A South Central Halloween

Last night we dressed the kiddos up (a princess, a purple dragon and a cow) and enjoyed trick-or-treating, passing out candy, and eating dinner together with our small group across the street.

I was surprised by how few houses in our neighborhood pass out candy, and how dark and intimidating most homes here are at night. It was sad to see Mercy, Aaron and little Elena run so excitedly up to a building, knock or ring the bell and repeat their sing-song “trick or treat” endlessly, hoping for a security door to open. I suppose the reality is I am glad to not have an enormous bag of candy to administer now.

It seemed fairly quiet in general in the neighborhood. I think that most people leave our neighborhood for the bigger events in other parts of the city, and so there was an odd hush about our streets. When I got up around 1:30am to feed Elijah, I did hear one long and steady stream of gunfire followed by sirens but that was the only fearful or threatening moment.

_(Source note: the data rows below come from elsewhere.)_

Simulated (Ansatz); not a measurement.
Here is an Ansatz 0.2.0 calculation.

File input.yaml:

  1. i can relate to this a bit in the sense that i have lived in or nr places where people, esp the elderly, are very reluctant to open their doors, esp on halloween, where they feel more vunerable.

  2. Paul,

    I know how I feel about opening my door sometimes, especially at night or when I am home alone. It’s just sad to realize that here, that is just the way we live together and our kids grow up learning that at such a tender age,

  3. If it’s any comfort, this phenomenon is definitely not unique to your neighborhood. The same holds true in exclusive neighborhoods I know. To find the point of contrast, you have to go back in time.